Complex content parsing

Combined parsers

In situations, when particular content type is unknown before parsing, you can create combined parser, which allows you to use multiply different parsers transparently. E.g. some server usually returns JSON, but in cases of server errors it returns HTML pages with some text. Then:

from pyanyapi.parsers import CombinedParser, HTMLParser, JSONParser


class Parser(CombinedParser):
    parsers = [
        JSONParser({'test': 'test'}),
        HTMLParser({'error': 'string(//span)'})
    ]

>>> parser = Parser()
>>> parser.parse('{"test": "Text"}').test
Text
>>> parser.parse('<body><span>123</span></body>').error
123

Another example

Sometimes different content types can be combined inside single string. Often with AJAX requests.

{"content": "<span>Text</span>"}

You can work with such data in the following way:

from pyanyapi.decorators import interface_property
from pyanyapi.parsers import HTMLParser, JSONParser


inner_parser = HTMLParser({'text': 'string(.//span/text())'})

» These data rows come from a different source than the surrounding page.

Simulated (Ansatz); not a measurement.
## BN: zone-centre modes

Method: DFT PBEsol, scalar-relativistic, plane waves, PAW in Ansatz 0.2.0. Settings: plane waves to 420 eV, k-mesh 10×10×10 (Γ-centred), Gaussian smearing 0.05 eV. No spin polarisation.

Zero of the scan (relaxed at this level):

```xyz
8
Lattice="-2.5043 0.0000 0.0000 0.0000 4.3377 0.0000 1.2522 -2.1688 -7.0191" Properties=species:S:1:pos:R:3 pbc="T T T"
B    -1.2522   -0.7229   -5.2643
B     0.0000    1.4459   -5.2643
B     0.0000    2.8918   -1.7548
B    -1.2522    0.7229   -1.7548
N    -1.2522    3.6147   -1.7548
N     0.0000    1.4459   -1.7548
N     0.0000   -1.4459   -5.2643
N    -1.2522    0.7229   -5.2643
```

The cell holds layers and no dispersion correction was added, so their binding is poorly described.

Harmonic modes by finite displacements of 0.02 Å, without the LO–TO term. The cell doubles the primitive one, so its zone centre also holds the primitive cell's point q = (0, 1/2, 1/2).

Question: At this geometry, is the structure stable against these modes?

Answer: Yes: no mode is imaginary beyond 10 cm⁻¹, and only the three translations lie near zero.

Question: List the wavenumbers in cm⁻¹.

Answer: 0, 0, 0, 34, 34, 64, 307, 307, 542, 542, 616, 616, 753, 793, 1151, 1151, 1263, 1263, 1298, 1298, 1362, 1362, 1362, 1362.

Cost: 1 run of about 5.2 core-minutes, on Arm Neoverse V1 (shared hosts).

class AJAXParser(JSONParser):
    settings = {'content': 'content'}

    @interface_property
    def text(self):
        return inner_parser.parse(self.content).text


>>> api = AJAXParser().parse('{"content": "<span>Text</span>"}')
>>> api.text
Text

Now AJAXParser is bundled in pyanyapi, but it works differently. But anyway, this example can be helpful for building custom parsers.